Record label Young Turks, which is home to Mercury Prize winners The xx and Sampha, has changed its name to avoid links with the mass killings of Armenians during World War One.
Boss Caius Pawson said he named the label after a Rod Stewart song that evoked “the solidarity of youth”.
However, he said they had since learned how the name was a source of “hurt and confusion” for many people.
The Young Turk regime ruled the Ottoman Empire from 1908 and during the war.
Armenia says 1.5 million people were killed in 1915-16 in an effort to wipe out the ethnic group. They regard it as genocide, and many historians and governments agree the killings were orchestrated.
Turkey accepts that atrocities were committed but rejects the term genocide, estimating that 300,000 died. It argues there was no systematic attempt to destroy the Christian Armenian people and says many innocent Muslim Turks also died in the turmoil of war.
Pawson, whose label is also home to FKA Twigs, said it would now simply be called Young.
“Through ongoing conversations and messages that have developed our own knowledge around the subject, it’s become apparent that the name is a source of hurt and confusion for people,” he said.

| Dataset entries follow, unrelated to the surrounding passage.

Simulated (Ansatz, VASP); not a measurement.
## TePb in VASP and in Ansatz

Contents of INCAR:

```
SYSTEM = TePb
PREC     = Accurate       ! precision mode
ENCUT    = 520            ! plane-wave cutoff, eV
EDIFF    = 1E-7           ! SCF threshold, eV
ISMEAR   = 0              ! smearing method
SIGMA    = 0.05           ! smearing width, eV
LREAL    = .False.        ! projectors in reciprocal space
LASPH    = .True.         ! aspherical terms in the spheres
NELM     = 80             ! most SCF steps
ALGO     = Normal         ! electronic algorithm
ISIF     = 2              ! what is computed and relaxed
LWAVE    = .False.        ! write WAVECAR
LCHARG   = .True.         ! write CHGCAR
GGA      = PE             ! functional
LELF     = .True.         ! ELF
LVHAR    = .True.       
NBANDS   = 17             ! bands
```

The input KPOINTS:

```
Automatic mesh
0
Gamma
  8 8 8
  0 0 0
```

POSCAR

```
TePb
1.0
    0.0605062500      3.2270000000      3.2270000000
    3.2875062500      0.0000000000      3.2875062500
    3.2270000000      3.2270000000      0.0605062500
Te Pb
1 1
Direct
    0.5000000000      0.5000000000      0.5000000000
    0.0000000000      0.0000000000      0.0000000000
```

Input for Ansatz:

“We loved the name for what it meant to us, but in retrospect should have listened more carefully to other voices and acted more quickly.
“We have always tried to affect positive change and knowing what we do now, it’s only right that we change our name”.
Pawson added that the label, part of the Beggars Group, had also made a donation to the UK-based Armenian Institute “in memory of those who were killed and those who survived.”
His label has also released music by Kamasi Washington, Sbtrkt and Jack Penate.